Disassembling an external hard drive

External USB hard drives are everywhere. All of you have one or two set up for backups of each computer, right? Many of you also use them for saving video and photo collections that are too big for the hard drive in your computer.

(If you’re shopping, you’ll find that hard drive prices are skyrocketing, almost double what they were a few months ago. Flooding took out factories in Thailand, causing product shortages and price increases. It will be like that for a few more months.)

Most external hard drives are built the same way: a completely normal, plain vanilla hard drive inside a plastic case. It’s exactly the same kind of drive that you have inside your computer. It’s 2.5” or 3.5” and manufactured by Maxtor or Western Digital or the like and it has no special characteristics whatsoever. The picture above is what a typical external hard drive looks like when you take it apart.

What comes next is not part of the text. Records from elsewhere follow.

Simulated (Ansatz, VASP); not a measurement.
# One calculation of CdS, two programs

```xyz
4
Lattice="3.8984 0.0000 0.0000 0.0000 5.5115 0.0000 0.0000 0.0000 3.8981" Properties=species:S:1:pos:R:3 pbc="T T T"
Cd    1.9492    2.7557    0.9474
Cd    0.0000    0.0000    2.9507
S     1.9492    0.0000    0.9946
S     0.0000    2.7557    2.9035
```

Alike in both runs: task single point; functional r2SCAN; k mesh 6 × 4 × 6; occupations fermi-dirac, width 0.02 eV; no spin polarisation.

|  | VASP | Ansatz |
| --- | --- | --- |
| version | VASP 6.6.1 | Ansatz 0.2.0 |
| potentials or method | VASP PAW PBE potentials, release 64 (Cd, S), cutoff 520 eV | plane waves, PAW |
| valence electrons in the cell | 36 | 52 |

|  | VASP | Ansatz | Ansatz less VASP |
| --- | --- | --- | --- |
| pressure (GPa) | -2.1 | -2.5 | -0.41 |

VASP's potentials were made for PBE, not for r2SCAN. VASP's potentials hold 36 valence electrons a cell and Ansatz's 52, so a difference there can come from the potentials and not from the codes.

The only other things in the plastic case are some electronics that feed power to the drive and connect the SATA interface on the hard drive to a USB cable.

External hard drives fail more often than internal hard drives. There are many troubleshooting steps when you plug in a drive and your computer does not immediately recognize it and assign a drive letter. Some of them are obvious:

  • Check the power.
  • Plug it into a different USB port.
  • Plug it into a different computer.
  • Try running chkdsk X: /f or one of the other disk utilities that might help. Do a Google search, you’ll find a dozen suggestions.
  • Listen for clicking. Just like an internal hard drive, clicking probably means horrible death and lost data.

The error messages are always cryptic and frequently misleading.

  • The drive is not formatted. Do you want to format it?
  • Device is not recognized.
  • Device has malfunctioned.
  • The parameter is incorrect.

There’s one message in particular that comes up a little too frequently:

  • “E:\ is not accessible. The request could not be performed because of an I/O device error.”

When any of those errors appear and they’re not resolved by doing something simple, power cycling or switching computers or the like, then the drive will likely never work again. Occasionally I will be able to get a drive to cooperate for a while on a different computer after those errors appear but usually not, and almost never consistently or reliably.

Recently a drive presented the “I/O device error” in unfortunate circumstances. There was data on the drive that was very important and was not backed up. I couldn’t reach it on any computer using any of the tricks.

I did something I’d never done before. I grabbed a screwdriver and disassembled the plastic case and pulled out the hard drive and plugged it directly into my desktop computer.

The drive was fine. It worked completely normally and I was able to copy all the files with no difficulty.

The lesson is that occasionally the failure of an external hard drive is caused by the electronics that connect the drive to a USB cable, even when the actual hard drive is in perfect condition.

That won’t happen very often. Your attention should be focused on having a backup of your data no matter where it’s stored so that you don’t care when a drive stops working.

Me, I’m going to file this away. Many of the things in the bag of tricks are lightly used but it’s still helpful to have them.